#17 — October 20, 2016 — The Chippewa River!
Ishwar has told the story of how the dera in India was established along the Beas River, and how the ISHA site in Wisconsin was chosen in a similar way, along the Chippewa River. The ISHA land in Bruce, Wisconsin has riverfront access to the Chippewa River, so here’s some information on the river itself.
The State of Wisconsin is blessed with over 12,600 rivers and streams. Wisconsin also has over 15,000 lakes, the second-most in the continental US, after Minnesota.
The lovely Chippewa River flows 183 miles (294 km) through west-central and northwestern Wisconsin. The river is formed by the confluence of the West Fork Chippewa River, which rises at Chippewa Lake in southeastern Bayfield County, and the East Fork Chippewa River, which rises in the swamps of the southern part of the Town of Knight in Iron County, Wisconsin. The confluence of these two upper branches is at Lake Chippewa, a reservoir in central Sawyer County, which is the official “beginning” of the Chippewa River. The river flows from Sawyer County through Rusk, Chippewa, Eau Claire, Dunn, Pepin, and Buffalo Counties before joining the Mississippi River.
The river is the centerpiece of the Upper Chippewa River Basin. The river’s primary tributaries are the Couderay, Thornapple, Flambeau, Brunet, Jump, Fisher, Yellow, Eau Claire, Red Cedar, and Eau Galle Rivers, collectively draining an area of over 4,600 square miles, roughly the size of the State of Connecticut.
The river has a deep and wide canyon, which was likely eroded out during large water discharges when the enormous continental ice sheets melted at the end of the last great Ice Age approximately 12,000 years ago.
This wide, scenic river flows through a rural countryside of mixed hardwood and softwood forests, beautiful meadows, dairy farms, and agricultural communities. Lush forests of birch, oak, maple, basswood, aspen, and conifers commonly overhang the shoreline.
The Chippewa River is a popular destination for recreational kayakers and canoers, who can experience a variety of conditions on the river, from calm, slow-moving water to small rapids and whitewater. The river is known for its healthy fish habitat, which are home to muskellunge, smallmouth bass, walleye, and northern pike.
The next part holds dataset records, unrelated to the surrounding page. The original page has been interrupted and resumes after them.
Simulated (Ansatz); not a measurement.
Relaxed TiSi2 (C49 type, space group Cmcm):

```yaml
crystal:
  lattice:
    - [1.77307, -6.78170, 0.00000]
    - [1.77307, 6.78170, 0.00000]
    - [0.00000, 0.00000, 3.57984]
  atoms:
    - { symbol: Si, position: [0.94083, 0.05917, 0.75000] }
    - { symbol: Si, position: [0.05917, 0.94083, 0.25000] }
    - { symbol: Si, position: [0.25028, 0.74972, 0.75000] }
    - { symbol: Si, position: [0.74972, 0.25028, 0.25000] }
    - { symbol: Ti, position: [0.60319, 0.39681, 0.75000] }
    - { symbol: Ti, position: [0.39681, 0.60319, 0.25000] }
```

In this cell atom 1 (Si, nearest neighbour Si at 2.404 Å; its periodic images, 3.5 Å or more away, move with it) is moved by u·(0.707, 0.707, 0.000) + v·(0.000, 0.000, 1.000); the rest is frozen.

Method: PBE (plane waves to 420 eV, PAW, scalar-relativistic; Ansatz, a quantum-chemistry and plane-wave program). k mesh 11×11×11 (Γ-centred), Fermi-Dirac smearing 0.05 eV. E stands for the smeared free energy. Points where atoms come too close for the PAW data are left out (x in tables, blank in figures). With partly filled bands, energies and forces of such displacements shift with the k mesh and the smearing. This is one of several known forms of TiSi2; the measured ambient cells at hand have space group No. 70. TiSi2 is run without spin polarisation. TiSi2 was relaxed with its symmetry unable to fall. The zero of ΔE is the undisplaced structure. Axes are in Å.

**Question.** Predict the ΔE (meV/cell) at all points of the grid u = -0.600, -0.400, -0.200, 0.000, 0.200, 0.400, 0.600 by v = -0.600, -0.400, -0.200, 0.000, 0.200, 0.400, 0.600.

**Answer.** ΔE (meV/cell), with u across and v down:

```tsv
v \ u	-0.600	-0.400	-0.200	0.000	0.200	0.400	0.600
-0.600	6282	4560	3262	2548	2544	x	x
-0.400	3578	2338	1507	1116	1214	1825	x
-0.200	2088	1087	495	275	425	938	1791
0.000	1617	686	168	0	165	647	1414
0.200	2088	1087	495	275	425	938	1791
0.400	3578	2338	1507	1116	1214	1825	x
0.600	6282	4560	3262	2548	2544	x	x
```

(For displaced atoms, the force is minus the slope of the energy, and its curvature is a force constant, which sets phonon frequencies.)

Major lakes along the river include the Radisson and Holcombe Flowages, Lake Wissota, and Dell’s Pond, all of which are reservoirs. The largest reservoir by far is the Chippewa Flowage, which is the 3rd largest “lake” in Wisconsin, and located only about 25 miles north of the ISHA site.
The Chippewa River was enormously important to the early logging industry. The entire basin was logged from the 1850s to about 1906. The river provided a way to float cut timber from the rich forests of northern Wisconsin to the Mississippi River.
The Chippewa River watershed held vast areas of Wisconsin’s pine forests in the 1800s. Before logging, the Chippewa Valley is estimated to have held about 46,000,000,000 board feet of lumber. Frederick Weyerhaeuser described it as “a logger’s paradise, a very large part of its area being heavily forested with the finest quality of white pine timber, while rivers, streams, and lakes offered an excellent network of transportation facilities.”
The first sawmill in the Chippewa Valley was built near Menomonie around 1831. By 1840, sawmills were also operating at Chippewa Falls. Although floods destroyed these early mills, the lumbermen rebuilt them, and in the late 1800s, Chippewa Falls was said to have the worlds largest sawmill under one roof.
By the 1850s, the loggers were binding the sawed pine trees into rafts which were guided down the lower Chippewa River to markets on the Mississippi River. Above Chippewa Falls, though, the river was too rough and rocky for large rafts, so masses of individual logs were driven down by log drivers, sometimes called “river pigs.” Sounds like dangerous work!
To make the drives more efficient and reliable, the loggers made modifications to the river by dynamiting troublesome rocks, cutting trees that would snag logs, building up the banks in places, and selectively damming the river and its tributaries. Around 1876, a dam and log-sorting works was built between Eau Claire and Chippewa Falls. Over the Chippewa and its tributaries the loggers built at least 148 logging dams, of various sizes and purposes.
The original inhabitants of this part of Wisconsin, known as the Ojibwe people, controlled most of the upper Chippewa Valley and its tributaries until the Treaty of St. Peters in 1837. They called the river the “Ojibwe.” This name is commonly anglicized as “Ojibwa” or “Ojibway,” and the name “Chippewa” is yet another anglicization. “Chippewa” is more common in the United States, and “Ojibway” predominates in Canada, although both terms are used in each country.
Visitors to the site of the ISHA Meeting Hall will be able to relax along the banks of the Chippewa River when sevadars complete a trail and bridge that will link the Meeting Hall to the west bank of the river, perhaps by next summer.